We could easily add the newer benchmarks to the front page, easy to do for the first plot. But the historical plot depends on there being data across all versions, so *that* geometric average would need to be done on the common set of 20 benchmarks for all PyPy versions, which means it will be different from the first average.
Alternatively, we can drop the older PyPy versions and start with the oldest one that has data for the full set of benchmarks.
Any other ideas?
Miquel
2012/9/13 Maciej Fijalkowski <fijall@gmail.com>:
On Thu, Sep 13, 2012 at 12:35 AM, Brett Cannon <brett@python.org> wrote:
I went through the list of benchmarks that PyPy has to see which ones could be ported to Python 3 now (others can be in the future but they depend on a project who has not released an official version with python 3 support):
ai chaos fannkuch float meteor-contest nbody_modified richards spectral-norm telco
bm_chameleon* bm_mako go hexiom2 json_bench pidigits pyflate-fast raytrace-simple sphinx*
The first grouping is the 20 shown on the speed.pypy.org homepage, the rest are in the complete list. Anything with an asterisk has an external dependency that is not already in the unladen benchmarks.

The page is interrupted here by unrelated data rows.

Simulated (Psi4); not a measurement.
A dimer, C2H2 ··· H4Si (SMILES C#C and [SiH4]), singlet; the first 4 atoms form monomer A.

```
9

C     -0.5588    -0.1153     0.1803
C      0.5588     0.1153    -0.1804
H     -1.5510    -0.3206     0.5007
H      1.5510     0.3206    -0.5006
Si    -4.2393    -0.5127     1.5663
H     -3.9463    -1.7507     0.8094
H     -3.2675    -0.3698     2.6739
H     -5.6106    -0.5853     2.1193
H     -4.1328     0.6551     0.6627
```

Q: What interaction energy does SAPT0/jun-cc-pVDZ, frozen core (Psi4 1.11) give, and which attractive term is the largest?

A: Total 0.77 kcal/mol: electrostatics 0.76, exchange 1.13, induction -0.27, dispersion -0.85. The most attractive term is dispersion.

Are the twenty shown on the homepage of speed.pypy.org in some way special, or were they the first benchmarks that you were good/bad at, or what? Are there any benchmarks here that are particularly good or bad? I'm trying to prioritize what benchmarks I port so that if I hit a time crunch I got the critical ones moved first.
The 20 shown on the front page are the ones that we have full historical data, so we can compare. Others are simply newer.
I don't think there is any priority associated, we should probably put the others on the first page despite not having full data.